He Who Has Slack Resources and Seeks, Finds. And Innovates
A new study shows that there is a positive relation between slack resources and radical innovation and that this relationship can be explained in terms of distal search activity, a type of search through which the firm looks for information outside its current knowledge domain.
Gabriele Troilo (Department of Marketing), Luigi M. De Luca (Cardiff Business School) and Kwaku Atuahene-Gima (China Europe International Business School) have published the article More Innovation with Less? A Strategic Contingency View of Slack Resources, Information Search, and Radical Innovation, in early view in Journal of Product Innovation Management (DOI: 10.1111/jpim.12094).
Radical innovation is a crucial source of competitive advantage for firms, but it involves high levels of risk and uncertainty and requires the mobilization of extra resources. To date we don't known much about the effect on innovation of discretionary slack, i.e. those resources that are in excess of the minimum necessary to produce a given level of output. And no evidence at all existed about the relation between slack resources and radical innovation. Troilo and his co-authors, therefore, decided to investigate this issue by arguing that slack resources might prove important for a firm dealing with the uncertainty generated by radical innovation. The study was conducted on a sample of 363 high-technology firms operating in China.

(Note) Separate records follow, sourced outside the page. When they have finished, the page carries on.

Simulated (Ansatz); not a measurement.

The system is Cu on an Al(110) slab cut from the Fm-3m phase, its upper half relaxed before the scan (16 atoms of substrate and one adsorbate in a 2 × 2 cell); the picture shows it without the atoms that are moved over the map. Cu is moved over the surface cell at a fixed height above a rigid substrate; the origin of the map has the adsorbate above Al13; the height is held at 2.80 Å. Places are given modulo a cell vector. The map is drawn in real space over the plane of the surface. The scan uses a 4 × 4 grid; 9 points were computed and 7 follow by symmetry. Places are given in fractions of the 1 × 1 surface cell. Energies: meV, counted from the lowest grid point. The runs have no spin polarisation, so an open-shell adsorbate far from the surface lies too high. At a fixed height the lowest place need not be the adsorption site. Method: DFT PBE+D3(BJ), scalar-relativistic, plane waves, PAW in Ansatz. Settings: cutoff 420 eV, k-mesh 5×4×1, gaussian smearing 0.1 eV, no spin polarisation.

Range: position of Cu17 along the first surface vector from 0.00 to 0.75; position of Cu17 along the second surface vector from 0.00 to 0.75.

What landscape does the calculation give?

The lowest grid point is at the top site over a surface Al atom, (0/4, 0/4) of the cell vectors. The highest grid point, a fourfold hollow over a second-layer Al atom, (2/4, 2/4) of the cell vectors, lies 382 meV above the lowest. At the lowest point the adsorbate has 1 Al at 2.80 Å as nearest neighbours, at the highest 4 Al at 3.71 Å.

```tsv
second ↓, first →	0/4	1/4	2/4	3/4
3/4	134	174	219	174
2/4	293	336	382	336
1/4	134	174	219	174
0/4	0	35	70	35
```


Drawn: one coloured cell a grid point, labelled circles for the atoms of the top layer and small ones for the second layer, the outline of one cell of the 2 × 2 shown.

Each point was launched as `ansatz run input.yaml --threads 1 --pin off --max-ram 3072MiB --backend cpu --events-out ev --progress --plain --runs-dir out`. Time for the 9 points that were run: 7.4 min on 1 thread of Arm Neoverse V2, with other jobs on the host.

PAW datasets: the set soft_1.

The authors prove that discretionary slack has a positive effect on radical innovation, and they try to shed more light on this relationship by finding a possible mechanism: distal search. Distal search activity is a type of slack search by which the firm looks for information outside the current knowledge domain. It's a risky activity, but firms with discretionary slack are in the best position to try it. The findings show that discretionary slack is positively related to distal search, which in turn is positively related to radical innovation. Moreover, the effect of discretionary slack on radical innovation is partially mediated by distal search. This means, the authors argue, that firms use discretionary slack, through distal search, to acquire new information in order to develop radical innovations (the so-called indirect route). But also that firms may use discretionary slack directly by endowing the radical innovation process with available resources (the direct route).
This study, however, gives us another interesting result. The authors, in fact, are able to demonstrate the moderating role played by the strategic orientation of the firm. Those firms constantly pursuing innovation activity (the prospectors) prefer the direct route to transform slack resources into radical innovation. But then the effect of slack resources on distal search is strongest among analyzers (firms pursuing innovation in stable markets), and the effect of distal search on radical innovation is strongest among firms that seldom engage in innovation activity (the defenders). To conclude, this research gives us more insights on the issue of innovation and resources and provides several guidelines to those firms interested in the process of radical innovation.